Integrating trail running into your training can add variety and a new challenge to your running, as the stimulus of changing surfaces and gradients encourages your body to use different muscle groups throughout your run.
Here are some trail running tips and supporting videos to help you get the most out your training.
Trail running technique
You can trail run anywhere that is off-road, and can usually incorporate much more short and sharp climbs, if any at all, compared with fell or hill running. Here’s how to handle steeper terrains.
Tips for uphill running
Don’t lean too far forward
Whilst it is natural to lean into a hill when running up it, leaning too far forward can make you less efficient. Firstly, leaning too far forward limits the range of motion of your hip flexors, meaning you can’t generate force as effectively, making you less efficient. Leaning too far forward also means you can’t fully extend your leg behind you as you toe-off, meaning you also can’t toe-off as powerfully. To help you maintain your uphill running efficiency, use the cues ‘run tall’ and ‘drive your hips’, as this will help you run with a more open gait as you power up those steeper gradients.
Get into a rhythm
It is much easier to tackle a hill with an even pacing strategy as opposed to bursts of faster and slower running. This means potentially starting a hill at a slower, more sustainable pace, get yourself into an efficient rhythm, and increase the intensity as you get toward the top. Regulating your breathing/respiration rate can help build into this rhythm.
Break up long climbs with walking sections
On prolonged, or very steep climbs, there is no shame in walking sections. In fact, research has shown that over some gradients, walking may be more efficient for you. Power walking allows you to use muscles that have been less active whilst running uphill, redistributing the load to those muscles and giving your glutes and calves a bit of a break to take some of the load.
Tips for downhill running
Leaning back too much can increase the chance of landing more on your heel and on straight legs, causing you to brake and jar your gait, increasing your chance of slipping on muddy descents. This can encourage you to land more heel-heavy, and a smaller surface area, which can increase your chance of falling.
Keep your knees bent
Having your knees bent allows you to recycle more impact energy into elastic recoil (springiness), keeping you moving nimbly and efficiently! It also stops you from landing straight-legged, which can be very uncomfortable and increase injury risk. This skill can be improved with plyometrics.

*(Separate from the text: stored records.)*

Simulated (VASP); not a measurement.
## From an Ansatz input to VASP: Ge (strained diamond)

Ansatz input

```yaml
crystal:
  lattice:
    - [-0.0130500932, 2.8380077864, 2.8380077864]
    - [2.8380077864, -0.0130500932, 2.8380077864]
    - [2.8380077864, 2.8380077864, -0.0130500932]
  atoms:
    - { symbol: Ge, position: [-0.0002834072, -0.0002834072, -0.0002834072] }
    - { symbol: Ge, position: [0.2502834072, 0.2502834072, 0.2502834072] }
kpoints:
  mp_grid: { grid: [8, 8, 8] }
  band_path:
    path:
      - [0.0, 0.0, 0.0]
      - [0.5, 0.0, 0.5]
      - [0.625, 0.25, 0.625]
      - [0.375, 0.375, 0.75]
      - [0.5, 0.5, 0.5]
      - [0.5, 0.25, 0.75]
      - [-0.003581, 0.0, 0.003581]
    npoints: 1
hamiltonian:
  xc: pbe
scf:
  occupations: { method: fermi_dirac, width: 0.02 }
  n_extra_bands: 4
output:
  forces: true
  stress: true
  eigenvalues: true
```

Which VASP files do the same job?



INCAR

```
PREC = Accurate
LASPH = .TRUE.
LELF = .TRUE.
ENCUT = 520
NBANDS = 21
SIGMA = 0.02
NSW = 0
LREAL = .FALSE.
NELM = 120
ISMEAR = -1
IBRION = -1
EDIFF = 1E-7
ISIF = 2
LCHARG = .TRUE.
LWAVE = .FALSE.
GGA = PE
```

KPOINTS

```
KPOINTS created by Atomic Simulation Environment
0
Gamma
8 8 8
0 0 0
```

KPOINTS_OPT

Increase your cadence on steep, technical descents
This helps reduce contact time and combined with bent knees, helps navigate technical parts of a route effectively. Skipping and coordination drills really help with this.
Use your arms
Be sure to use your arms to help you balance as you descend. Don’t keep them close to your chest, instead relax and let the arms flow in the air.
Gradually introduce longer descents
Like anything, a new skill requires a lot of concentration. So on particularly long technical downhills, try to break up long descents into sections and tackle each of them in sections, with breaks in between them.
Strength and conditioning
Often neglected by us runners, but doing some solid strength and conditioning can make all the difference with keeping your downhill running form, even when really fatigued. Single leg squats and core stability are a must!
Practise makes perfect
Regularly exposing yourself to some downhill sections will keep your body knowing how to tackle descents. Every so often, integrate some downhill reps within a workout to see how fast you can get your legs turning over!
How to handle slippery and softer surfaces
Trail running requires precision, even more so when running in mud, ice or snow. The tips below also apply when running on rocky or dry trails.
Look for the best line
Don’t look down at your feet but a few meters ahead. Analysing the terrain while running is a skill but it comes quickly with experience. That’s what makes trail running so exciting!
Shorten your stride
A shorter stride results in better stability on slippery surfaces.
Embrace kinaesthetic learning
The idea is to develop a frame of reference based on what a movement feels like. It’s about being physically aware of what your body is doing. In other words, it’s doing and practicing! For instance, purposely choose to run a small section of your run on the muddiest or slippiest section and see how your feet will react. It will then become a frame of reference and the next time you encounter a similar terrain you’ll know how to adapt foot placement and adjust stride length.
The uniqueness of trail running comes from the need to fully immerse your mind and body to the terrain and environment surrounding you. Reaching a state of flow on a trail run is probably one of the most pleasing and enriching experiences.
General trail running tips
Run by feel
Don’t pay too much attention to pace on your watch. You will be running significantly slower on trails compared to when you’re running on the road. Instead, gauge your run by effort and time, like with hill running.
Wear trail-specific shoes
Get a good pair of trail shoes. These provide much better grip, and much better lateral stability and structure than road shoes. This will make you feel much more sure footed over loose, slippy terrain and when you have to change direction at faster speeds.
Run4It stocks trail shoes from industry-leading brands, including Salomon, Saucony, Inov-8, HOKA and more.
Plan your route in advance and let someone know where you are going. Although many trails are much easier to navigate than open hillside, it is still easy to get lost, particularly if you are unfamiliar with the area.
OS Maps are invaluable and are packed with information and unmatched detail. Other route-sharing apps such as Map My Run and Strava (Premium) can help you discover and plan new routes.
Hit the trails and have fun!
Trail running is fairly accessible, as you only require access to off-road tracks, as opposed to mountainous terrain, which is more likely to be found around most of our immediate environments.
The advice in this article will hopefully help you enhance your trail running training. Or simply give you more confidence to go tackle the trails. Don’t let interferences like speed (“I’m too slow”) or fear (“I’m going to fall for sure”) stop you from doing or trying anything. Just go out there and have fun!